Directed by Julius Avery. Starring Jovan Adeppo, Wyatt Russell, Pilou Asbaek, Mathilde Ollivier.
The Plot: German-occupied France, 1944. US soldier Boyce (Jovan Adeppo) parachutes down with his unit, headed up by Ford (Wyatt Russell). Their mission is to take out a fortified German tower which poses a threat to airborne troops on D-Day. Their first encounter is with French villager Chloe (Mathilde Ollivier), who hides them in her house. However, their presence is soon detected by brutal Nazi officer Wafner (Pilou Asbaek). They discover that he’s been hiding a terrible secret in this tower. Dead villagers are being re-animated to form a new, undead army for the Third Reich and its thousand years…
The Verdict: Horror mash-ups can be intriguing hybrid beasts. Horror and comedy complement each other well, but what of horror and war? As if WWII wasn’t horrific enough, it’s become a breeding ground for a healthy horror sub-genre. From the flawed but visually arresting The Keep to zombie soldiers in the low-budget but inventive Outpost, there’s something about the ultimate bad guys – nasty Nazis. The latest contribution is Overlord, a loopy concoction that has the weight of both Paramount and producer J.J. Abrams behind it. While Billy Ray and Mark L. Smith’s script isn’t exactly original, it does at least go the whole hog and unashamedly announces itself as a full-on gorefest.
The film starts with a jolt as it plunges Boyce into a parachute jump, bullets strafing past him as he descends into an airborne inferno. It’s a thrilling sequence that sets the breakneck tone of what’s to come. Things are off from early on, as he hears inhuman noises from a nearby room in Chloe’s house. This being a horror film of course, the audience is two steps ahead of the characters. Boyce is a resourceful character though and the conscience of the film, ably played by Adeppo. He quickly catches up to the nefarious Nazi experiments and from then on, the film shifts gears and doesn’t let up with its undead onslaught and suitably over-the-top violence.
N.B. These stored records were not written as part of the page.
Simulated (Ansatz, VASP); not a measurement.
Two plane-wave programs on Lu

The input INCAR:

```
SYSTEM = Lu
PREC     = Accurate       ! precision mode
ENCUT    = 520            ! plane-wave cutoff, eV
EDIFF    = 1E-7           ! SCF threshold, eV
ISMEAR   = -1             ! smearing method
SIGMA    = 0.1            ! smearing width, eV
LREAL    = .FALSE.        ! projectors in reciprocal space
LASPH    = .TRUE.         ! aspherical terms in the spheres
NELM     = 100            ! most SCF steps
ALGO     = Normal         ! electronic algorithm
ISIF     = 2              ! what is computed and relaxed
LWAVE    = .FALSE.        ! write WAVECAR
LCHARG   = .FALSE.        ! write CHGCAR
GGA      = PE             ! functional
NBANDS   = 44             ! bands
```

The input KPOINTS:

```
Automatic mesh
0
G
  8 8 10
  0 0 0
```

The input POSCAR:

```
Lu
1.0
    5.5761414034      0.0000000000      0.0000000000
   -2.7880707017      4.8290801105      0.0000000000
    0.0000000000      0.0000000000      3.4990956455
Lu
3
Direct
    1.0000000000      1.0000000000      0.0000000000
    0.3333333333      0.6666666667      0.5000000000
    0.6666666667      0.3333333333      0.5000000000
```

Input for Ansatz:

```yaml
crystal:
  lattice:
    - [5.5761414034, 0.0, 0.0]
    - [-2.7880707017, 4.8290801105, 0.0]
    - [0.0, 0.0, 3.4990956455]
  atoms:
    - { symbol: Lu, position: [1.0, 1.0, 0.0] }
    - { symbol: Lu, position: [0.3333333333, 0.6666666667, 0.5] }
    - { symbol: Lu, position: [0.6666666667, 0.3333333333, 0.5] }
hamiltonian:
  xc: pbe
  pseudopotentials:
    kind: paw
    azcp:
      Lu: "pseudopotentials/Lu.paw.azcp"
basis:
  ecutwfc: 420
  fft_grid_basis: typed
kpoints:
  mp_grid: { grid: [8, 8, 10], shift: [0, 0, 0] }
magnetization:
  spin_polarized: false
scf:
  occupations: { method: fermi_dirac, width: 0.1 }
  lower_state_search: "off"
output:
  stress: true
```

Australian director Julius Avery made an auspicious debut with his 2014 crime thriller Son Of A Gun. He concentrated on character as much as the dusty Outback action. With Overlord, a nod to the Battle of Normandy codename that launched on D-Day, he’s repeated that same formula but added a war setting and undead soldiers for the Third Reich. It’s a B-movie for sure, but a polished one that has plenty of spills, thrills and chills. Horror characters are often cardboard, set-‘em-up and knock-‘em-down types. Here, Avery invests the soldiers with purpose and a sense of humour, which extends to the bad guys too. Asbaek, already a scene-stealer with his utter rotter in Game Of Thrones, enjoys himself immensely when the make-up effects department take over. It’s a joy to see such commitment from a serious Danish actor.
Overlord doesn’t have any high expectations of itself. There’s nothing revolutionary going on here in the plot mechanics, no attempt to go large scale with its concept. It’s a tight, tense, self-contained film that runs at turbo zombie speed so you won’t notice its faults too much. In that respect, its commitment to being straightforward gory fun is admirable. It certainly does what it says on the tin and then stomps on it. Horror fans should lap it up, along with anyone else looking for post-Hallowe’en thrills.